1. Abstract
Over time, Board applications accumulate large volumes of historical data and obsolete sparse combinations, which can negatively impact cube size, performance, and maintainability. While standard clearing operations are commonly used to enforce data retention policies, they do not physically remove data structures from the database.
This article explains the differences between Clear Cube, Optimize, and Extract–Clear–Reload, and how they should be combined to implement an effective maintenance strategy. Special attention is given to the management of sparsity, which does not automatically clean obsolete combinations and therefore requires dedicated actions.
2. Context
During a Board application lifetime, when good retention policy are in place we expect to retain a minimum number of historical years of data and do a periodical clean of outdate data.
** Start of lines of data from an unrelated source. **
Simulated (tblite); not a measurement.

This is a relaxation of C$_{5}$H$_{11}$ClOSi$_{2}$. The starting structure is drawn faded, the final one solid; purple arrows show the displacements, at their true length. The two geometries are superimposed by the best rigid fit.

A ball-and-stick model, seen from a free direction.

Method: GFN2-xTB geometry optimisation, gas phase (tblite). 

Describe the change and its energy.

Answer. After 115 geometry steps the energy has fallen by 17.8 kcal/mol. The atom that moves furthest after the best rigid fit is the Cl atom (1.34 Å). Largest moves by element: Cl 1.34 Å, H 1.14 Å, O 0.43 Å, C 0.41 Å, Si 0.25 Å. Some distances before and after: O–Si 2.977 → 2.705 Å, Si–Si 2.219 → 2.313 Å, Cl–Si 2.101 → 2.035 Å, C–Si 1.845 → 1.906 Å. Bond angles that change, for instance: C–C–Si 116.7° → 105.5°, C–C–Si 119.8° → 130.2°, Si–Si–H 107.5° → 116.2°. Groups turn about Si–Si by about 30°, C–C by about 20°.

To prevent database growth and performance degradation, it is a best practice to implement periodic maintenance aligned with a data retention policy, typically removing older data on a yearly basis.
The most common approach is using Clear Cube with “Use Current Selection”, which safely clears data within a defined scope. However, this operation only sets values to zero and does not remove tuples in cubes or sparsity entries, requiring additional maintenance techniques for both cubes and sparsity.
As applications evolve, continuous data loads, updates, and partial clearing operations lead to:
- Growth of historical data
- Accumulation of zero-value tuples
- Persistence of obsolete sparse combinations
Regular cubes and sparsity maintenance activities became necessary when there is evidence that the cube structure itself has become inefficient. The strongest signals are oversized sparse structures, large gaps between theoretical and meaningful combinations, or cases where repeated clear operations have left behind too much structural baggage.
Cube size has increased sharply over time without corresponding business value.
Only a small portion of master data has transactional relevance, but the cube still carries the larger scope.
Performance degradation appears after months of maintenance activity rather than after one specific code change.
3. Content
Sparsity does not automatically remove obsolete combinations. Over time, combinations may become irrelevant, such as:
- Products no longer sold or inactive customers
- Combinations between them no longer valid (e.g., a customer not buying a product anymore)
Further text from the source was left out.